Given that these are the Archbishop's views, his failure to say anything significant about the crisis at St Paul's Cathedral is extraordinary. Dr Williams responded to the resignation yesterday of the Dean, the Rt Rev Graeme Knowles, with a few anodyne words about good faith, good people and unwelcome consequences – an utterly insufficient response to what has become the starkest challenge to the Church of England's integrity of recent times.

The Cathedral's Canon Chancellor, Giles Fraser, resigned last week because of the threat to have protesters removed violently from the steps. That threat, of course, originates with the Corporation of London. More and more, St Paul's finds itself caught between the protesters and the power of the City. How far the Cathedral is in a position to take a stand, and how far it is compromised by the high-flying capitalists who pack the Cathedral Foundation's board of trustees, is a matter of some conjecture.

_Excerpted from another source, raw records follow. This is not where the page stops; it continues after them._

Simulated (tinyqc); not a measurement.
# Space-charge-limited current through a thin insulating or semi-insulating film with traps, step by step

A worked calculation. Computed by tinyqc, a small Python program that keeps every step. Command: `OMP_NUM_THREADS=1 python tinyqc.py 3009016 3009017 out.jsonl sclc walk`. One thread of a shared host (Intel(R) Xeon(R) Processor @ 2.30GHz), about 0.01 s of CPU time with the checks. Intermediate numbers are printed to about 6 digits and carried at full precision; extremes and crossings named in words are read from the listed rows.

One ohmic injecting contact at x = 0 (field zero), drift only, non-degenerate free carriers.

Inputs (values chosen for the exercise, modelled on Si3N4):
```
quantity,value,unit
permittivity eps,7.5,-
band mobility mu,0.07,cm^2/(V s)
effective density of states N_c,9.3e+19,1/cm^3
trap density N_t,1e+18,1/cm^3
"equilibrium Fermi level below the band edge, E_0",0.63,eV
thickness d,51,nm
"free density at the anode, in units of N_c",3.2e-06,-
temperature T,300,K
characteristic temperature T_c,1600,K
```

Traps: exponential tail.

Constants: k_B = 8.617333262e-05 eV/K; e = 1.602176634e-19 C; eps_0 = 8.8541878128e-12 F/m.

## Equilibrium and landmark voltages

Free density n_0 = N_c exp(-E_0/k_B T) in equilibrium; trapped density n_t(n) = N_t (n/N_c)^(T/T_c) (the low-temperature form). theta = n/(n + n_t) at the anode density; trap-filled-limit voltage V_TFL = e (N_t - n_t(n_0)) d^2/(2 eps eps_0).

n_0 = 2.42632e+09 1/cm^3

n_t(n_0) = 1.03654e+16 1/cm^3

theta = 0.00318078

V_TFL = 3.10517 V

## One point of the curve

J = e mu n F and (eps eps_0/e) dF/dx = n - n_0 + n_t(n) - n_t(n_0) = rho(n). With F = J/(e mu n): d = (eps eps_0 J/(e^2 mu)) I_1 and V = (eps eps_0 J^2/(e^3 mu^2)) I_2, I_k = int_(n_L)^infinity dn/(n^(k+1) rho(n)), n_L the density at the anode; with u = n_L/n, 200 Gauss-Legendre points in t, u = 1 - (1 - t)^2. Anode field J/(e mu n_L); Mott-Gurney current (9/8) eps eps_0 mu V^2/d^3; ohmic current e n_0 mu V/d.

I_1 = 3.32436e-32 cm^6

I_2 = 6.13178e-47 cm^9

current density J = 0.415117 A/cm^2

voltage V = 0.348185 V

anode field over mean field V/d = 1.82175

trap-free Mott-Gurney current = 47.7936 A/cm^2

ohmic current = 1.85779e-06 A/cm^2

We know that Dr Williams's position is not analogous to that of the Pope: he is not a monarch but the first among peers. But the man notionally in charge, the Bishop of London, is looking increasingly weak and isolated. Now is the moment for a primate of principle to seize control of this shambles and tell his Church and the world precisely what he stands for.

Last month, Dr Williams braved intense criticism by travelling to Zimbabwe and holding a meeting with Robert Mugabe in his efforts to forward the cause of that country's beleaguered Anglicans.

The absence of similar leadership on his home ground cannot be excused by claims that he wishes to leave diocesan matters to the relevant bishops. Dr Williams must take a stand.